What this book covers
Chapter 1, Getting Started with Predictive Modelling, talks about aspects, scope, and applications of predictive modelling. It also discusses various Python packages commonly used in data science, Python IDEs, and the methods to install these on systems.
Chapter 2, Data Cleaning, describes the process of reading a dataset, getting a bird's eye view of the dataset, handling the missing values in the dataset, and exploring the dataset with basic plotting using the pandas and matplotlib packages in Python. The data cleaning and wrangling together constitutes around 80% of the modelling time.
Chapter 3, Data Wrangling, describes the methods to subset a dataset, concatenate or merge two or more datasets, group the dataset by categorical variables, split the dataset into training and testing sets, generate dummy datasets using random numbers, and create simulations using random numbers.
Chapter 4, Statistical Concepts for Predictive Modelling, explains the basic statistics needed to make sense of the model parameters resulting from the predictive models. This chapter deals with concepts like hypothesis testing, z-tests, t-tests, chi-square tests, p-values, and so on followed by a discussion on correlation.
Chapter 5, Linear Regression with Python, starts with a discussion on the mathematics behind the linear regression validating the mathematics behind it using a simulated dataset. It is then followed by a summary of implications and interpretations of various model parameters. The chapter also describes methods to implement linear regression using the stasmodel.api and scikit-learn packages and handling various related contingencies, such as multiple regression, multi-collinearity, handling categorical variables, non-linear relationships between predictor and target variables, handling outliers, and so on.
Chapter 6, Logistic Regression with Python, explains the concepts, such as odds ratio, conditional probability, and contingency tables leading ultimately to detailed discussion on mathematics behind the logistic regression model (using a code that implements the entire model from scratch) and various tests to check the efficiency of the model. The chapter also describes the methods to implement logistic regression in Python and drawing and understanding an ROC curve.

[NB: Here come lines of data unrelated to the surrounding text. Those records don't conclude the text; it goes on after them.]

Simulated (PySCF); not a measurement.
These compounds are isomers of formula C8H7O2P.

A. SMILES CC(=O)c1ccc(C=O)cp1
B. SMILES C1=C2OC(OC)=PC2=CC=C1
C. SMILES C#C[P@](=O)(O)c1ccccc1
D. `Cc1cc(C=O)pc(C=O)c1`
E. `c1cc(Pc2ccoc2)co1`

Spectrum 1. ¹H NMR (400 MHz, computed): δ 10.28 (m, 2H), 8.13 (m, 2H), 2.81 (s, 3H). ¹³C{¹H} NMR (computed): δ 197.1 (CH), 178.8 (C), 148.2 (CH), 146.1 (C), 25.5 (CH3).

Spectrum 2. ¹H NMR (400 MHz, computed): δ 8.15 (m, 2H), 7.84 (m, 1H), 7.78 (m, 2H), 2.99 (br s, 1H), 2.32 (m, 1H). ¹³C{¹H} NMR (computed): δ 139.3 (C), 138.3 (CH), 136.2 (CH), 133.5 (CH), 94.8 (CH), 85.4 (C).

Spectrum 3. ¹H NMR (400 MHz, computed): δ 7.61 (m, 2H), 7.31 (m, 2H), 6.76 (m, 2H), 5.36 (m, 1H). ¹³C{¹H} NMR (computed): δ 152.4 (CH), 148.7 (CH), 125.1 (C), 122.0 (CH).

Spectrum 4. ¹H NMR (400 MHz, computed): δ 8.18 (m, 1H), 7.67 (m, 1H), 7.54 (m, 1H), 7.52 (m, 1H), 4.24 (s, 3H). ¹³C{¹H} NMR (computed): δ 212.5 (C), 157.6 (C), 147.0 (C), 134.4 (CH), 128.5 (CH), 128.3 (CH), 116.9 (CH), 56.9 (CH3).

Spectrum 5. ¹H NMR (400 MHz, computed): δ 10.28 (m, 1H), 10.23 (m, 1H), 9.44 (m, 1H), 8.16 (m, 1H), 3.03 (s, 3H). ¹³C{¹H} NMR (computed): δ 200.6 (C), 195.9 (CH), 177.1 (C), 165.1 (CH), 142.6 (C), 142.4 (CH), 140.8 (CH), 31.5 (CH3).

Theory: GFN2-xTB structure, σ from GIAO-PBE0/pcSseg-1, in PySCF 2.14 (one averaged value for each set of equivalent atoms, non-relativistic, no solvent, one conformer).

Chapter 7, Clustering with Python, discusses the concepts, such as distances, the distance matrix, and linkage methods to understand the mathematics and logic behind both hierarchical and k-means clustering. The chapter also describes the methods to implement both the types of clustering in Python and methods to fine tune the number of clusters.
Chapter 8, Trees and Random Forests with Python, starts with a discussion on topics, such as entropy, information gain, gini index, and so on. To illustrate the mathematics behind creating a decision tree followed by a discussion on methods to handle variations, such as a continuous numerical variable as a predictor variable and handling a missing value. This is followed by methods to implement the decision tree in Python. The chapter also gives a glimpse into understanding and implementing the regression tree and random forests.
Chapter 9, Best Practices for Predictive Modelling, entails the best practices to be followed in terms of coding, data handling, algorithms, statistics, and business context for getting good results in predictive modelling.
Appendix, A List of Links, contains a list of sources which have been directly or indirectly consulted or used in the book. It also contains the link to the folder which contains datasets used in the book.